Lately I’ve been obsessing over glassware and how apparently they haven’t invented the right sand that would produce the exquisite glass vessel I require for my cocktails. I mean, it’s not like I’m using red solo cups and empty PBR cans for my photo shoots but in a perfect world, I wouldn’t have to repeat glassware. In this same perfect world I would be best friends with Justin Timberlake and he’d show me the full dance routine to ‘bye, bye, bye’ and I’d show him how to ruin every shirt he owns with buffalo sauce. But I digress. Sometimes I’m not entirely sure what type of glass works best for a drink. Some are easy but when you’re designing cocktails, the lines become blurred. Especially when factoring in a garnish, the use of ice, the amount of liquid, etc.

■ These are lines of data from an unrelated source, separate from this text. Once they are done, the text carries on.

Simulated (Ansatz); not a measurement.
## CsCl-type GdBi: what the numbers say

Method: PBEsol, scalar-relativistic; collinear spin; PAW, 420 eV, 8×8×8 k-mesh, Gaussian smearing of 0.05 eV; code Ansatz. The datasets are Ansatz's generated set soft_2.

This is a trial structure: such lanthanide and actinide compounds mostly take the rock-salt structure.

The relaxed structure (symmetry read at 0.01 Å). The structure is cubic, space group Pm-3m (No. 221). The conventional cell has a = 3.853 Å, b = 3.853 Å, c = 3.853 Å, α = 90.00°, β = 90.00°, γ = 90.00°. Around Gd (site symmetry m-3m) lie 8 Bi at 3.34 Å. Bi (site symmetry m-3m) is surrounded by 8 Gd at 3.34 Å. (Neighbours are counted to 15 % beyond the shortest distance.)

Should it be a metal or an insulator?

This cocktail came together rather quickly. I had the base for it with the beets, lemon & mint back when I wasn’t drinking booze and being all whole30. But then I got a bottle of St. George Terroir gin, which is a super-distinct and flavorful gin, it was pretty easy after that. I’m sure there are other beet cocktails out there but one that I enjoyed a lot was one by Suzanne Miller called the ‘Beet Box’ which used genever and needless to say, has the raddest name for a beet-centric craft cocktail.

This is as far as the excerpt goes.